Review by conkersurround5
"And It Is Called, "The Mass Effect""
This was an amazing experience. The last 2 times I can remember being this excited about a gaming experience was KOTOR and Final Fantasy Tactics. Okay, there have probably been many others right up there; they just don't quickly come to mind. Point is, Mass Effect is in very good company. Many people will, more than likely, compare Mass Effect to KOTOR and NWN2, due to the fact that it is basically the same engine. For some people, that is like saying there are three Santa Claus'; others may feel different. The similarities stop there however, and Mass Effect definitely stands on its own. There are a lot of First-person shooters that may look similar on the surface, but Half-Life, FEAR, and Bioshock are very different games.
The huge difference between Mass Effect and KOTOR/NWN2 is the lore. KOTOR got to use the immense library of Star Wars lore, and likewise NWN had the unending database of lore from D&D at their disposal. Mass Effect creates this brand-new story surrounded by this deep lore, but since nobody has previously been exposed to it, they created an in-game database they call the Codex. This is located in the menu and is a civilopedia of sorts (for you civilization fans). However, unlike the civilopedia, as you go through the game, things get added to the Codex as you encounter them. There are 2 Codexes too. The primary' which is completely voiced over, and the secondary' which you have to read. Personally I think the secondary was a little redundant since the primary covers almost everything in enough detail for me. Anyway, it is a great way to get familiar with the universe as it is in Mass Effect; encounter an alien race, see the codex icon pop up on the screen, and bring up the Codex to see what they are about.

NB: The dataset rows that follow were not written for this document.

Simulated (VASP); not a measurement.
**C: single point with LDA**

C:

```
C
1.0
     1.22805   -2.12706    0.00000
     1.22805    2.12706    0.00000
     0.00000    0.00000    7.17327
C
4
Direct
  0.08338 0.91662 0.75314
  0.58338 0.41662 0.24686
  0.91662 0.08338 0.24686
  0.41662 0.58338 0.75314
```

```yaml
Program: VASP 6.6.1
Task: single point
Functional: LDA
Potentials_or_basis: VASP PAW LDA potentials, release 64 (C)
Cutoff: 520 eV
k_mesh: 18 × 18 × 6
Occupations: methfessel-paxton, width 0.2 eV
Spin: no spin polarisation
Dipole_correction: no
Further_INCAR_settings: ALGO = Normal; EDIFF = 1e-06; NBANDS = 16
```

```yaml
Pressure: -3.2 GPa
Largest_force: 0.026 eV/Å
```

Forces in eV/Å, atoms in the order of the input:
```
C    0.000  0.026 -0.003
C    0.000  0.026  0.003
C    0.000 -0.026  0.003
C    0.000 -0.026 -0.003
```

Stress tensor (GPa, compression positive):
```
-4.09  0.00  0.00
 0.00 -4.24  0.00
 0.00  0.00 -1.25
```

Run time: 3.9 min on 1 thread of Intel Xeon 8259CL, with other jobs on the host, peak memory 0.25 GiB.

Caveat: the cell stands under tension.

Mass Effect, unlike its cousins, does not have a light-side, dark-side, good, or evil. It calls this relationship in character development Paragon and Renegade. The main character is good, so it's not exactly good and evil, but more like good cop v. bad cop. The main character is the only one with the Paragon/ Renegade meters, so none of your companions will have them. Thus, you do not have influence, or need influence, with or over your companions. Where in NWN you don't change your companions but have to agree with them to gain influence, and in KOTOR you get to actually have an effect on your companions own disposition, in Mass Effect you interact with your companions to further the story but not to influence them. I don't think that it is negative to the game however, because the game really isn't as much about the balance between good and evil as its siblings are.
There are six base classes, some concentrate available skill options in similar areas, while others' skill options are more of a combination of classes. The soldier for instance, is going to allow you to put skill points towards using every weapon, but is going to be limited as far as the technical skills you are allowed. I was an Infiltrator class, which had a combination of tech skills and weapon skills. Tech skills help to hack into computers and decode things, while Biotics are skills that can manipulate the environment to attack enemies or defend.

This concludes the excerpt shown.